Polls show that young voters are most concerned with the cost of living, jobs, gun violence, and climate change, and many have also expressed unhappiness about the war in Gaza. Some have spoken out about planning not to vote this year because they feel that government doesn’t address their needs and concerns.
Every set of young voters is different from election to election, explains John Della Volpe, director of polling at the Institute of Politics at Harvard Kennedy School.
“This generation seems to be voicing concern over Gaza and also voicing concern about why all of this matters, why voting” matters, he says.
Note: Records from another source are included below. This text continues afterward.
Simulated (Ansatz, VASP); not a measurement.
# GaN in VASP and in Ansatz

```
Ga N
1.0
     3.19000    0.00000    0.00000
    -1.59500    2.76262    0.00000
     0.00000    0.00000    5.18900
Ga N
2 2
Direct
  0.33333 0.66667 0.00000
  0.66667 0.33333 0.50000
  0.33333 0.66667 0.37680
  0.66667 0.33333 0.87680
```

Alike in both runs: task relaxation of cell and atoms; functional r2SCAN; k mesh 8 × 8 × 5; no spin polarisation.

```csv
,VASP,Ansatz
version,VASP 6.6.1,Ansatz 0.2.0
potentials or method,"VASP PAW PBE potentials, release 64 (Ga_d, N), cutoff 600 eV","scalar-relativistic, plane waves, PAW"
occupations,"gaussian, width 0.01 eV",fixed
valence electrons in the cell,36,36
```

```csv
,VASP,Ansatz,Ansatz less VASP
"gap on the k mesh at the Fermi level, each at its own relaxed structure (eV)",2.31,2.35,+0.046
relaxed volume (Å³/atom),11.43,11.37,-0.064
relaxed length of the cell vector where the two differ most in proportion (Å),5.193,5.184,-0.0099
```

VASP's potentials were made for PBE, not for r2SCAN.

Gen Z’s frustrations may have something to do with the way young people today see the world, experts note.
“[Political] parties are institutions, and Gen Z-ers aren’t really into institutions,” says Morley Winograd, senior fellow at the Annenberg Center on Communication Leadership and Policy at the University of Southern California.
In New York Times interviews earlier this year with nearly two dozen voters under the age of 30, some described the country’s political climate as “scary,” “disheartening,” “not in a good place,” and “pretty depressing.”
Biden’s departure from the presidential race this summer and Vice President Kamala Harris’s nomination energized some voters. Within two days of Biden’s announcement, Vote.org saw 38,500 new voter registrations, most of whom were 34 and under—a 700 percent spike. Taylor Swift’s September endorsement of Harris sent hundreds of thousands of people to registration sites.